Case law Developments in PIL EU Legislation

Court of Justice of the EU on the Concept of Habitual Place of Work

On 24 February 2021 the Court of Justice of the EU issued a judgement in the case BU v Markt24 GmbH (C-804/19) following a request for a preliminary ruling from the Landesgericht Salzburg (Austria). The case concerns jurisdictional rules for employment contracts in Brussels I bis Regulation, in particular its Article 21. The opinion in this case was prepared by AG Øe.

Background

BU whose place of residence is in Salzburg (Austria) signed the employment contract for carrying out cleaning work in Munich (Germany) for Markt24 GmbH, whose registered office is also located in Munich. BU signed the contract with an employee acting as intermediary of Markt24. The contract was signed in a bakery in Salzburg, even though Markt24 had an office in this city at that time. It was agreed that BU would start working on 6 September 2017, but she was never allocated any work, even though she could be contacted by telephone and was prepared to work. BU has not received remuneration, but she was registered with the Austrian social security institution as an employee. On 15 December 2017, the defendant terminated the employment contract. On 27 April 2018, BU filed a claim to the Landesgericht Salzburg (Austria) asking for outstanding wage and other payments for the period of her employment.

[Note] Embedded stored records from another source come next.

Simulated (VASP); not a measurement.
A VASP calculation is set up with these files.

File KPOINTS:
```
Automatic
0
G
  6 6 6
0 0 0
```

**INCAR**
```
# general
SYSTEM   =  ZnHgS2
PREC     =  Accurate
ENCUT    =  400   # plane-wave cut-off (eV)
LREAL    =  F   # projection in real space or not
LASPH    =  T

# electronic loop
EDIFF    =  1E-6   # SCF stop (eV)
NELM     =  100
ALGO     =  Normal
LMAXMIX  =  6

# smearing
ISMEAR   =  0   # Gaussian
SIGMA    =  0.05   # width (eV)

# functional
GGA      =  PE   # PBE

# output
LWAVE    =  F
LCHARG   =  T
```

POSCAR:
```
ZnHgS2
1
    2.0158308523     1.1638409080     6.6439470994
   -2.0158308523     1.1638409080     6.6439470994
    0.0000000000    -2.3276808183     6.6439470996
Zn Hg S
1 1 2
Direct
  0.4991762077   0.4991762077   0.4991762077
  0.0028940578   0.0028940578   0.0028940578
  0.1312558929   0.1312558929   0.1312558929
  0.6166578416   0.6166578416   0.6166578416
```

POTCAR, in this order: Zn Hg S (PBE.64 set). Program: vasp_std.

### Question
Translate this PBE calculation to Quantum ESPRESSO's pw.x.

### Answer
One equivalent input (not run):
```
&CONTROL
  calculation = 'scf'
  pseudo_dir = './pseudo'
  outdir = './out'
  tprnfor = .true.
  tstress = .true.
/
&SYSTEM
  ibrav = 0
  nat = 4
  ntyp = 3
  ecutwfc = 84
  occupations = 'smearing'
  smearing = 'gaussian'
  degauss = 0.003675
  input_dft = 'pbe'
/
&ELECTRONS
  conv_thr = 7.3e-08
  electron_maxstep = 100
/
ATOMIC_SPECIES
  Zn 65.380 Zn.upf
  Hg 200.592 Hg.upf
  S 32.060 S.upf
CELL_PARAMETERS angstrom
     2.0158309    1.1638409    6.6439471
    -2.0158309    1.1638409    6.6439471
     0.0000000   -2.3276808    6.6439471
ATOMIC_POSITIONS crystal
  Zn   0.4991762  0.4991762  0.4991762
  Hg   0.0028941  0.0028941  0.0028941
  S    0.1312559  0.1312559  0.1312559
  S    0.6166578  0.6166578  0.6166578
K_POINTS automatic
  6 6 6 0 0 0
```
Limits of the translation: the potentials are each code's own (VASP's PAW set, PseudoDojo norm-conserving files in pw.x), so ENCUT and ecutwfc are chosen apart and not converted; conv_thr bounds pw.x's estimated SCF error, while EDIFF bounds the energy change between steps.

Since the documents initiating the action could not be served on the defendant, a procedural representative in absentia was appointed. The representative contested jurisdiction of the Austrian court. It seems that, in accordance with domestic law in place in Austria, namely § 4(1)(a) Arbeits- und Sozialgerichtsgesetz (“ASGG” – Law on the labour and social courts), Landesgericht Salzburg would have jurisdiction, based on the place of residence of the employee and also the place where the remuneration was to be paid. At the same time there were doubts whether jurisdiction exists under Brussels I bis Regulation, in particular its Article 21(1)(b)(i), which grants jurisdiction to courts for “the place where or from where the employee habitually carries out his work”. Landesgericht Salzburg decided to refer a preliminary ruling to the CJEU asking few alternative questions.

Is Section 5 of Chapter II Brussels I bis Applicable at All, If No Work Was Actually Performed?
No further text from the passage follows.